Covariance#

In statistics, covariance and correlation are two of the most fundamental measures of linear dependence between two random variables. The covariance and the correlation represent the joint variability of any two features. The correlation is dimensionless, while the covariance is measured in units obtained by multiplying the units of the two features. Another important distinction is that covariance can be affected by the higher variance of one feature, while correlation removes the effect of the variances by normalizing the covariance of two features by their square-root of variances. Their usage is application-dependent. The covariance algorithm computes the following:

  • Means

  • Covariance (sample and estimated by maximum likelihood method)

  • Correlation

Operation

Computational methods

Programming Interface

Computing

dense

compute(…)

compute_input

compute_result

Partial Computing

dense

partial_compute(…)

partial_compute_input

partial_compute_result

Finalize Computing

dense

finalize_compute(…)

partial_compute_result

compute_result

Mathematical formulation#

Computing#

Given a dataset \(X = \{ x_1, \ldots, x_n \}\) with \(n\) feature vectors of dimension \(p\), the means is a \(1 \times p\) matrix, the covariance and the correlation matrices are \(p \times p\) square matrices. The means, the covariance, and the correlation are computed with the following formulas:

Statistic

Definition

Means

\(M = (m_{1}, \ldots , m_{p})\), where \(m_{j} = \frac{1}{n}\sum _{i}{x}_{ij}\)

Covariance matrix (sample)

\(Cov = (v_{ij})\), where \(v_{ij} = \frac{1}{n-1}\sum_{k=1}^{n}(x_{ki}-m_{i})(x_{kj}-m{j})\), \(i = \overline{1,p}\), \(j = \overline{1,p}\)
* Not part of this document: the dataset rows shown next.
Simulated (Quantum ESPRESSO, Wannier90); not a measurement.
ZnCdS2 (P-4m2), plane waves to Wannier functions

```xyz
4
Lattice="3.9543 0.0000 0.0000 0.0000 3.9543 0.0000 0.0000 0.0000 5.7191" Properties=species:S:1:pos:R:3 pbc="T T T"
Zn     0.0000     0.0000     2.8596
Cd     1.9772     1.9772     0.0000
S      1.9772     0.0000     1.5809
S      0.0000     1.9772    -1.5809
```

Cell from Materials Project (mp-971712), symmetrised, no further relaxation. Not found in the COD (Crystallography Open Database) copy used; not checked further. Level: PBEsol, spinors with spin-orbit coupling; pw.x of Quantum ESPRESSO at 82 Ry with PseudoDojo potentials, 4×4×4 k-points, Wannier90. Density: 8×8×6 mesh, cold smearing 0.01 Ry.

Covariance matrix (maximum likelihood)

\(Cov' = (v'_{ij})\), where \(v'_{ij} = \frac{1}{n}\sum_{k=1}^{n}(x_{ki}-m_{i})(x_{kj}-m{j})\), \(i = \overline{1,p}\), \(j = \overline{1,p}\)

Correlation matrix

\(Cor = (c_{ij})\), where \(c_{ij} = \frac{v_{ij}}{\sqrt{v_{ii}\cdot v_{jj}}}\), \(i = \overline{1,p}\), \(j = \overline{1,p}\)

Partial Computing#

Given a block of a \(X = \{ x_1, \ldots, x_n \}\) dataset with \(n\) feature vectors of \(p\) dimension, the sums is a \(1 \times p\) matrix, the cross product is \(p \times p\) square matrices. The sums and cross product are computed with the following formulas:

Statistic

Definition

Sums

\(S = (m_{1}, \ldots , m_{p})\), where \(m_{j} = sum _{i}{x}_{ij}\)

Cross product matrix

\(Crossproduct = (v_{ij}) = \sum_{k=1}^{n}(x_{ki}-m_{i})(x_{kj}-m{j})\), \(i = \overline{1,p}\), \(j = \overline{1,p}\)

Finalize Computing#

Given a partial result with partial products, the means is a \(1 \times p\) matrix, the covariance and correlation matrices are \(p \times p\) square matrices. The means, the covariance, and the correlation are computed with the following formulas:

Statistic

Definition

Means

\(M = (m_{1}, \ldots , m_{p})\), where \(m_{j} = \frac{1}{n}\sum _{i}{x}_{ij}\)

Covariance matrix (sample)

\(Cov = (v_{ij})\), where \(v_{ij} = \frac{1}{n-1}\sum_{k=1}^{n}(x_{ki}-m_{i})(x_{kj}-m{j})\), \(i = \overline{1,p}\), \(j = \overline{1,p}\)

Covariance matrix (maximum likelihood)

\(Cov' = (v'_{ij})\), where \(v'_{ij} = \frac{1}{n}\sum_{k=1}^{n}(x_{ki}-m_{i})(x_{kj}-m{j})\), \(i = \overline{1,p}\), \(j = \overline{1,p}\)

Correlation matrix

\(Cor = (c_{ij})\), where \(c_{ij} = \frac{v_{ij}}{\sqrt{v_{ii}\cdot v_{jj}}}\), \(i = \overline{1,p}\), \(j = \overline{1,p}\)

Computation method: dense#

The method computes means, variance-covariance, or correlation matrix for the dense data. This is the default and the only method supported.

Programming Interface#

Refer to API Reference: Covariance.

Online mode#

The algorithm supports online mode.

Distributed mode#

The algorithm supports distributed execution in SPMD mode (only on GPU).